Policy Update
Varisha Sharma
Introduction
The Strait of Malacca, through which over 80,000 vessels transit annually, constitutes one of the world’s most strategically consequential maritime chokepoints. Stretching for approximately 900 kilometres between the Malay Peninsula and the Indonesian island of Sumatra, this narrow sea lane connects the Indian Ocean to the South China Sea and serves as the primary artery for maritime commerce between East Asia, South Asia, the Middle East, and Europe.
According to data collated by the Centre for Strategic and International Studies and corroborated by the U.S. Energy Information Administration, the strait facilitates roughly 24 percent of all global seaborne trade and, as of 2025, constituted the world’s largest oil transit chokepoint, surpassing even the Strait of Hormuz in daily oil that passes through (Faisal, 2024).

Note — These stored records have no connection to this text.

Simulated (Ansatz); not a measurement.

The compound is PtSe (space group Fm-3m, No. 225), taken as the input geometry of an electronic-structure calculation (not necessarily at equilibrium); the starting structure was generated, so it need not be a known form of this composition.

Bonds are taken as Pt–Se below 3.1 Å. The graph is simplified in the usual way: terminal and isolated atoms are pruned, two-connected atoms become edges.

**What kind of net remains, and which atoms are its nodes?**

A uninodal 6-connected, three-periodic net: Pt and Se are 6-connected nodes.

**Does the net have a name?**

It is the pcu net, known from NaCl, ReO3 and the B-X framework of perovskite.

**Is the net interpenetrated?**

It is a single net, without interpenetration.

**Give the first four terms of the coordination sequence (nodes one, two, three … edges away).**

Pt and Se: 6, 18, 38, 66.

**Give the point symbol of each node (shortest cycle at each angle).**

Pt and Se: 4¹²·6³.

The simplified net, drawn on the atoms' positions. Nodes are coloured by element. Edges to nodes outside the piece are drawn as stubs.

More than 102,500 vessels transited the strait in 2025, and the waterway carries approximately 75 percent of China’s seaborne crude oil imports (Ballast Markets, 2025 ). Given this extraordinary commercial and strategic salience, ensuring the security of the Malacca Strait has become a cardinal priority for maritime powers with interests in the Indo-Pacific. Among such powers, India and Singapore occupy a distinctive position. Both states possess deep historical, cultural, and economic ties that stretch back centuries, and both have evolved a robust framework of bilateral naval cooperation that is increasingly oriented toward the challenges posed by piracy, maritime crime, and great-power competition in the strait and its surrounding waters.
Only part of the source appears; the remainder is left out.